A final paper I wrote for my Sociological Theories class, Master of Arts in Sociology (2009-2010)

  1. Introduction

“We shall rewrite history, history filled and debased with your heterosexual lies and distortions. We shall portray the homosexuality of the great leaders and thinkers who have shaped the world.  We will demonstrate that homosexuality and intelligence and imagination are inextricably linked, and that homosexuality is a requirement for true mobility, true beauty in a man.”

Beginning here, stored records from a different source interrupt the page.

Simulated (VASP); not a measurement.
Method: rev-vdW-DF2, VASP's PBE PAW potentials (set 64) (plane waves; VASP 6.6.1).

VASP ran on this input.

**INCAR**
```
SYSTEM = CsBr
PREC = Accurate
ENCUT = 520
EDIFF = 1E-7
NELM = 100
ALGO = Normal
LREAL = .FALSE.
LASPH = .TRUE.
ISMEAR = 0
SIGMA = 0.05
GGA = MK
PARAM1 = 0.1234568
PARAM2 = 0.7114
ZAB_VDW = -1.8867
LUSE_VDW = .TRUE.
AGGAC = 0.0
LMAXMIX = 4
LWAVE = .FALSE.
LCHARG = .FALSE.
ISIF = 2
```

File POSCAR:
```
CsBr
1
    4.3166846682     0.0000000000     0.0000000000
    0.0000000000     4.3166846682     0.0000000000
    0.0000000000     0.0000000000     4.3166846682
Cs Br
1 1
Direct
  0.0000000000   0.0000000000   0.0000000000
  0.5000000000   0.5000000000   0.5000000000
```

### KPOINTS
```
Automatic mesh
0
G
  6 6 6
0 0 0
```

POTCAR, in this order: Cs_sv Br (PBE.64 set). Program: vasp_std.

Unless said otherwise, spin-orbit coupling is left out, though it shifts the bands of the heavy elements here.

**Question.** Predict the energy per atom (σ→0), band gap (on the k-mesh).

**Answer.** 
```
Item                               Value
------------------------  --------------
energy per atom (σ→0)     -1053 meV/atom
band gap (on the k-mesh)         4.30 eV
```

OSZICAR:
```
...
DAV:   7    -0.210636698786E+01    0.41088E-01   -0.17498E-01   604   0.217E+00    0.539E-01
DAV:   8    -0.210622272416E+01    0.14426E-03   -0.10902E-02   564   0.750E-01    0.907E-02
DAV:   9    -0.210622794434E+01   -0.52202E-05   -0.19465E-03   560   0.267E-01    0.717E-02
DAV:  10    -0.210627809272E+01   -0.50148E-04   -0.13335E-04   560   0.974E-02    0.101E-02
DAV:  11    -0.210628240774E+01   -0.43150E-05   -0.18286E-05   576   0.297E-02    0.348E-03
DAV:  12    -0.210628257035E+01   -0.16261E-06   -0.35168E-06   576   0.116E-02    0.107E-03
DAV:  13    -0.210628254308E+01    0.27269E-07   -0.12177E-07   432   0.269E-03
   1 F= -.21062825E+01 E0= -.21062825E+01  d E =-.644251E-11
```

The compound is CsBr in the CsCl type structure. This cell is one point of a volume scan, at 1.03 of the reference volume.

This is an excerpt of an editorial by Michael Swift, entitled “Gay Revolutionary” for an important gay community magazine, Gay Community News last February 15-21, 1987, which after a decade, it was reprinted for The Congressional Record, and since then, was repeatedly cited, apparently verbatim, by the religious right.  The editorial stood as “revolutionary” because it carried an angry stand against the widespread discrimination of homosexuals.  It remained that way, as when one has read the editorial, because the religious right cites the text omitting, as does the Congressional Record, the vital first line, which sets the context of the piece, that is:

“This essay is an outré, madness, tragic, cruel fantasies, an eruption of inner rage, on how the oppressed desperately dream of being the oppressor.”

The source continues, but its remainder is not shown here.